SCRFA Update
SCRFA update May 2009
SCRFA continues to focus on three core areas: education and outreach; long-term monitoring of focal aggregation sites associated with training, and emerging issues. In addition to fundamental research, we conduct training in survey techniques, give presentations, conduct workshops and seek opportunities for media exposure including television, newspaper and radio. A recent article on the live reef fish trade (LRFT) in the New York Times received widespread attention.
Our work is developing principally in Fiji, Palau and the Philippines, with a new project recently set up in the Bahamas and collaborations in the Seychelles and Mexico. In Palau, we continue to work with the Palau Conservation Society in developing a robust underwater monitoring protocol for an aggregation of three grouper species at Ebiil, an important protected area in the country. Preliminary data suggest that numbers of Plectropomus areolatus have declined substantially in recent years almost certainly due to poaching at the protected site and to overfishing in general; many of the reef fishes in this country are undergoing clear declines and we had the opportunity to present results to key Palauan delegates and governors responsible for Palauan resources. In Fiji, we concentrate on a grouper aggregation site in the island of Kadavu and will be tagging fish for the first time this year to determine their catchment area, as an aid to marine protected area (MPA) work led by the Fiji Locally Managed Marine Areas (widely known as FLMMA) project. We also work closely with staff at the Fiji Division of Fisheries Research and with the University of the South Pacific. In the Philippines, our focus is on the live reef food fish species that aggregate to spawn, in collaboration with WWF-Philippines and the Palawan Council for Sustainable Development.
In addition, we are involved in a wide range of projects related to our core work (above) which build on specific outcomes or on needs identified. As one example, through a collaboration with the University of British Columbia, several postgraduate researchers conducted studies on the value of several important coastal resources. One of these studies identified the key importance that fish species that aggregate to spawn play in the overall coastal fisheries, further highlighting the need to manage them and consider the inclusion of aggregations in MPAs. In January we assisted the Fisheries Department in the Bahamas in setting up a fisher interview survey to determine the perceived current status and history of the Nassau grouper in the country and are working with the Caribbean Fishery Management Council on a region-wide overview of the status of the species, heavily affected by aggregation-fishing. We are collaborating with colleagues at Scripps on their work in Mexico to create interest and a higher profile for aggregations and will be working with the Seychelles Fishery Authority, among others, on Seychelles aggregations.
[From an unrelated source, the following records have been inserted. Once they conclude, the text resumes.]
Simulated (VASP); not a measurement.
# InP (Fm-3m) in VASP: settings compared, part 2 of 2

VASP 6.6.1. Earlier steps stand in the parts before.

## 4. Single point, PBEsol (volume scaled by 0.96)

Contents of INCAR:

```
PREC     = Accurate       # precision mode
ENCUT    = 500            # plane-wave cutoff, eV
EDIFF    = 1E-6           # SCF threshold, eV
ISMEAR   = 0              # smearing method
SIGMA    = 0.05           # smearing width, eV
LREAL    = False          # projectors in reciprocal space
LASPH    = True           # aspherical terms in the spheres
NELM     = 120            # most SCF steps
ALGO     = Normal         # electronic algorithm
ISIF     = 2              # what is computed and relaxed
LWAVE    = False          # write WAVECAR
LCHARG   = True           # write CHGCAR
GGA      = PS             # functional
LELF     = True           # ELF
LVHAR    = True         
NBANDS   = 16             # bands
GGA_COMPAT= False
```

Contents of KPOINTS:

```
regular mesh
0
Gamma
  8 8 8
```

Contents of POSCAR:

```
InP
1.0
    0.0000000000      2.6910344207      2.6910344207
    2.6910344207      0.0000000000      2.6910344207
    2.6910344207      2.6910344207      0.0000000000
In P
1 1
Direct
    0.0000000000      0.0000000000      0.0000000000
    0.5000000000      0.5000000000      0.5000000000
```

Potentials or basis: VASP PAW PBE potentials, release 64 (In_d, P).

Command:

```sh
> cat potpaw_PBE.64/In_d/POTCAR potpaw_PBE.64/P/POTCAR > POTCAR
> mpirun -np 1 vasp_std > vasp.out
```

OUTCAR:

In relation to emerging issues, SCRFA is active in many other projects. These range from participation in film projects (most recently the LRFFT was addressed in ‘the End of the Line' a film to be released in June, 2009, based on the book of the same name by Charles Clover), to consultation on project development and management issues. We are also working on more conceptual issues such as the possible usefulness of aggregations as ‘indicators' of reef fish health and the question of aggregation protection per se when compared to other management options for fish species that aggregate to spawn. As part of our work in raising interest in aggregations, the plight of the Nassau grouper was selected as one of 12 marine species stories that appeared in a book produced by IUCN called "Adrift: Tales of Ocean Fragility". Written in a popular style this book has been distributed worldwide to help to improve awareness and understanding of important marine issues and has been very well received.
Although our major source of funding is the David and Lucile Packard Foundation, we also received support from the Kingfisher Foundation, the Ocean Foundation and the Caribbean Fishery Management Council for related projects. We continue to benefit from in-kind support through many of the institutions associated with our Board members.